Description
By default, MoinMoin blocks wget from downloading attachments (and doing anything else other than viewing pages), because it considers wget to be a web spider. Although wget can act as a spider, it's not generally used as one. I think wget should be allowed to at least download attachments. (And perhaps other spiders as well?)

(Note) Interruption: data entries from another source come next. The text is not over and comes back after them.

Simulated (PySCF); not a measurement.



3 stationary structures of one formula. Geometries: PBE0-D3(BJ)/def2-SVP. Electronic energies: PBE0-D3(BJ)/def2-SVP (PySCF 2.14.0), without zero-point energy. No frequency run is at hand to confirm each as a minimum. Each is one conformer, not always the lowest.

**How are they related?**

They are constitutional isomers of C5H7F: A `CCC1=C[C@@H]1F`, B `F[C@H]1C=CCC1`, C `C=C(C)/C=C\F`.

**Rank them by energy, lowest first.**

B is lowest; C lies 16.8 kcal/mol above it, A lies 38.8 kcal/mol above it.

Also, the error message "You are not allowed to access this!" could use some improvement.
Steps to reproduce
wget "http://moinmoin.wikiwikiweb.de/OliverGraf/VimColor?action=AttachFile&do=get&target=VimColor.py"
Details
$ telnet moinmoin.wikiwikiweb.de 80 Trying 83.137.100.43... Connected to host43.thinkmo.de. Escape character is '^]'. GET /OliverGraf/VimColor?action=AttachFile&do=get&target=VimColor.py HTTP/1.0 User-Agent: Wget/1.9 Host: moinmoin.wikiwikiweb.de Accept: */* Connection: Keep-Alive HTTP/1.0 403 Forbidden Date: Tue, 28 Dec 2004 15:48:41 GMT Status: 403 FORBIDDEN Content-type: text/plain Server: TwistedWeb/1.3.0rc1 You are not allowed to access this! Connection closed by foreign host.
$ telnet moinmoin.wikiwikiweb.de 80 Trying 83.137.100.43... Connected to host43.thinkmo.de. Escape character is '^]'. GET /OliverGraf/VimColor?action=AttachFile&do=get&target=VimColor.py HTTP/1.0 User-Agent: SomethingElse Host: moinmoin.wikiwikiweb.de Accept: */* Connection: Keep-Alive HTTP/1.0 200 OK Date: Tue, 28 Dec 2004 15:55:29 GMT Content-length: 9111 Content-type: text/plain Content-disposition: inline; filename="VimColor.py" Server: TwistedWeb/1.3.0rc1 ...
Workaround
You can use the --user-agent="..." option to override the User-Agent header for wget.
Alternatively you can configure your Wiki not to treat wget as a spider, overriding the ua_spiders configuration variable (see below)
Discussion
Is this bug caused by Twisted or MoinMoin?
MoinMoin. It has some routines which filter certain UAs.
Is including wget among these defaults justified? I can understand blocking spiders from editing pages, but shouldn't spiders be allowed to download/view attachments?
/usr/lib/python2.3/site-packages/MoinMoin/multiconfig.py line 212:
# a regex of HTTP_USER_AGENTS that should be excluded from logging # and receive a FORBIDDEN for anything except viewing a page ua_spiders = ('archiver|crawler|curl|google|htdig|httrack|jeeves|larbin|leech|' 'linkbot|linkmap|linkwalk|mercator|mirror|nutbot|robot|scooter|' 'search|sitecheck|spider|wget')
This is not a bug but a feature, and the wiki admin is free to configure this.
We can consider allowing also attachments viewing getting.
-- NirSoffer 2004-12-29 04:48:28
Plan
- Priority:
- Assigned to:
Status: bug 1 confirmed and fixed. Additionally, 1.3.2 will allow spiders to download attachments
standalone always answers with status code 200 (1)